DATA DIGITALIZATION ~ ALL ROUND SCHOLARSHIP NEWS

Definition of Digitlization
Digitalization is the process of converting information into a digital (i.e. computer-readable) format, in which the information is organized into bits.
In modern practice, the digitized data is in the form of binary numbers, which facilitate computer processing and other operations, but, strictly speaking, digitizing simply means the conversion of analog source material into a numerical format; the decimal or any other number system that can be used instead.

PROCESS OF DIGITIZATION
There are two ways in which data is being converted into machine language
Whatever thing you wish to represent in a computer, you need to find a way of converting it into numbers. This conversion process is sometimes completely faithful, meaning you can recover the original object precisely from the numbers, or it can be an approximation. In the latter case, the digital representation of your original object is incomplete in some ways, and the trick is to make it close enough in the areas that matter, meaning close enough so that under ordinary circumstances, we can hardly tell the difference, or not at all.

Text

Text files are a simple example of an object that can generally be represented faithfully. A text file is just a sequence of letters in some language and other characters (spaces, punctuation marks, maybe a few special characters). The first order of business is to agree, once and for all, on a numerical representation for those characters - what number we use to represent 'A', what represents 'j', what is the number for space ' ' and so on.

One of the most common such schemes is called ASCII. This is just a simple table that lists 256 more-or-less useful characters including the English alphabet, the digits 0-9, symbols like '@' or '=' and so on. Most text files actually utilize a good deal less than 256 different symbols, and ASCII is really mostly used for the values between 0 and 127.

For example, in ASCII, 'A' is 65, 'B' is 66, 'C' is 67 and so on. The lower case letters start at 'a' (97) and end at 'z' (122). The digits 0-9 span the numbers 48 through 57. Space is 32. A line break

these

is actually represented by two symbols in ASCII, one called "line feed" or LF (10) and one called "carriage return" CR (13). This is a carry-over from old typewriter systems and is a well-known nuisance when dealing with text files; some systems insist on having a CR/LF combo at any line break, some don't, and hilarity ensues.

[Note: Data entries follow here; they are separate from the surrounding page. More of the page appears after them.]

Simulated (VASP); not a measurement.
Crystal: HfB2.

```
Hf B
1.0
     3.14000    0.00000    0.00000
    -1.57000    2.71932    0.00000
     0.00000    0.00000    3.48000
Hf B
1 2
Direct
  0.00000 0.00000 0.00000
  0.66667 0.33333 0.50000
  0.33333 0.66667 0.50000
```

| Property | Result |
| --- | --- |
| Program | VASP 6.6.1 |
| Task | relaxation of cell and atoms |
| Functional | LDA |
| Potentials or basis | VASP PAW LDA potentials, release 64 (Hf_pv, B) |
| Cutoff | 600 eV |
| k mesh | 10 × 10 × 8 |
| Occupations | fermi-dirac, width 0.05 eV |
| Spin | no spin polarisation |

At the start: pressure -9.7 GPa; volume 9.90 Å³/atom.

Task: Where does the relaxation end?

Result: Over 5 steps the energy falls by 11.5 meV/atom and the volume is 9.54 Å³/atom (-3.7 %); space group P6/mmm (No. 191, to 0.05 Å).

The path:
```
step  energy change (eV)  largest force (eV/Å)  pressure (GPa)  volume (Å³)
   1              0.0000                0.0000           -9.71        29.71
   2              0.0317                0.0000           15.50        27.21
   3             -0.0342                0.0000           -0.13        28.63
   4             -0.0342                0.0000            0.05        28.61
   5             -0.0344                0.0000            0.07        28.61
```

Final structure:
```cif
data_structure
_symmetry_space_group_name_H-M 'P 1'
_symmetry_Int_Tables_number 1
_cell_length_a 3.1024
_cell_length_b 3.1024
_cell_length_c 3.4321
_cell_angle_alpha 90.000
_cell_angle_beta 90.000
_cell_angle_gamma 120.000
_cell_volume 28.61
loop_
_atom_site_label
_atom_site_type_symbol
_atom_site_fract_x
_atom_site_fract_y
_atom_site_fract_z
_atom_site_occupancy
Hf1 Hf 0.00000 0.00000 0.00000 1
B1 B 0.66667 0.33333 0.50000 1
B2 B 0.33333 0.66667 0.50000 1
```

Anyway, if you have a text file and you wish to encode it in binary data, you first scan it from beginning to end, converting each character to its ASCII code. Now you have a sequence of numbers; each such number takes no more than 3 decimal digits to write down (like 122), and if you write it in base 2 instead of base 10 (which is what "binary" means) you need at most 8 digits (called "bits"). Thus every character in a text file requires 8 bits. Computer people like uniformity, so all numbers are represented using all 8 bits, even those which could be written with less. For example, CR is 13 which in binary is 1101 (eight plus four plus (skip the twos column, so zero) plus one), but when storing a text file we would store this character as 00001101. This is just like we had used 013 instead of 13 for the decimal representation. The advantage is that you don't need to have any sort of separator between numbers: every 8 bits is a number, and then comes the next one.

A short piece of text like 'Quora' becomes the sequence 81, 117, 111, 114, 97 which in binary is 0101000101110101011011110111001001100001. So here's a binary encoding of a tiny text file.

Of course, once you enlarge the scope of "text files" to cover things with a higher variety of characters, letter sizes, tables and stuff, you'll need more elaborate representation schemes. Let's stop here for now and move on to more exciting objects.

Images

Images begin as physical objects in our physical world: patterns of color and light hitting our retinae. The first order of business is to capture those patterns somehow, which is what cameras do. Older, "analog" cameras capture the light and imprint it on various kinds of film; newer, "digital" cameras employ A/D converters in the body of the camera to transform the real-life color signal into numbers.

The way this happens is, roughly, this. Imagine your field of view is divided into a fine grid of little squares.

Every tiny square on the grid has a color which is more or less uniform across the entire square. The tinier the squares, the more accurate this is. If the squares are large, you may see a shift from dark to light or from red to lighter red inside of a square, so if anyone asks you "what is the color in that square" you'd be hard pressed to give a definite answer. But if the grid is very very fine, most of the time a square will be close enough to having just one single color; in fact, if you replace the real image with one where each square has precisely that one color, a person won't be able to tell the difference.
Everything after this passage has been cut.